How Do Your Donors ‘Tag’ You?
Believe me, you want to be tagged! And I don’t mean in the ‘finding your web content’ sense. I mean in the sense of first impressions.
A couple of days ago I wrote about the roles of emotion and logic in consumer purchase decisions, and casually mentioned the pop science on left and right brain functioning.
Actually, I think the subject — how the brain works — deserves more attention from fundraisers. After all, how can you design a more fuel-efficient car if you don’t have a proper grounding in chemistry and physics?
Fundraisers need to understand better how people (i.e., donors) process the ‘stuff’ we throw at them — words, images, and experiences. The research on all this extends from the ridiculous — what part of my brain lights up when I see a Coke bottle — to the sublime (e.g., read the works of Antonio Damasio).
But for an excellent overview of the state of the art, read this current article in the Harvard Business Review, titled Your Brain At Work. [Free registration required.] Not only do you not need to be a neuroscientist to understand it, the authors discuss the subject in a way that makes very clear its relevance to your daily efforts.

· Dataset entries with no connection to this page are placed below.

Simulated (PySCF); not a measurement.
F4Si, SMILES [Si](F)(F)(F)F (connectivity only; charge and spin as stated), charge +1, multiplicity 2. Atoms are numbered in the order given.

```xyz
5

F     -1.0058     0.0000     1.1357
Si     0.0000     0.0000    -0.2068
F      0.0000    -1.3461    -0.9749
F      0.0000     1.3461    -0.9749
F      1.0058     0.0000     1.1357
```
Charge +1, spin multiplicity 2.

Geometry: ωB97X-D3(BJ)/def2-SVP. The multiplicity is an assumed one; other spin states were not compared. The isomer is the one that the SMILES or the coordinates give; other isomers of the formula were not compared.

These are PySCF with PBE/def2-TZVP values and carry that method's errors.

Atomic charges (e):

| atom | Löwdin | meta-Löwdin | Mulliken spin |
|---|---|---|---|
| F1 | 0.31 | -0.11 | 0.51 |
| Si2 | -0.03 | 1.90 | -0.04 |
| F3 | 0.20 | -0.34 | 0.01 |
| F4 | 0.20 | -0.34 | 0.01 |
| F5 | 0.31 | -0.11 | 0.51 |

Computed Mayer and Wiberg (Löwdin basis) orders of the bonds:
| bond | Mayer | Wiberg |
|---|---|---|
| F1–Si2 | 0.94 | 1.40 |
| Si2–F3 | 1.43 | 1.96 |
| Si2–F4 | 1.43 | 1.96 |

Take this passage about the ‘Affect Network’, one of four aspects of brain functioning* around which there apparently is wide consensus amongst researchers …
“As the brain encounters events, choices, and people, it tags them with emotional significance. When people later have similar experiences, the brain accesses the tags as a shortcut to producing the appropriate feelings—doubt, anxiety, happiness, excitement. Say you tried habanero peppers once, and their heat was painful and ruined your night. Later the sight, smell, or even mention of habanero peppers (or the restaurant where you ate them) will cause the affect network to produce unpleasant feelings that make you avoid them. The important point is that you don’t have to do any rational analysis to decide whether to eat habaneros the next time they’re presented to you.”
Indeed, the authors note that often your brain has made a decision before you’re conscious of it … the concept Malcolm Gladwell popularized in Blink.
I can relate that very directly to fundraising. Can you?
Think about your very first contact with a donor. It must have been sufficiently satisfying to get ‘tagged’ positively (no habanero peppers!). Then, what did you do next to reinforce (or not) that initial tag? Was it something that would reinforce that ‘shortcut’ the authors talk about? When your donor simply sees that logo of yours in their mailbox, do they faint into your arms?! No logic required?
I’d suggest your nonprofit gets two, maybe three, chances to ensure a strong positive tag. After that, you’re already in danger of losing them … “Oh no, not them again!”
How well are you using your three chances?
Tom
*It’s much more complicated than left brain/right brain. The four networks, with their significance to your business life:
- The Default Network: How to Unlock Breakthrough Innovation
- The Reward Network: How to Structure Incentives
- The Affect Network: How to Use Gut Instinct
- The Control Network: How to Create Achievable Goals
Your habanero pepper analogy is one more prime example proving the need for more than one control package for acquisition programs. Once a person has decided this charity may not be for them, why on earth would you keep sending them the same package/messaging? Just one more reason why fundraisers need to shake things up otherwise they will only end up wasting those precious acquisition dollars.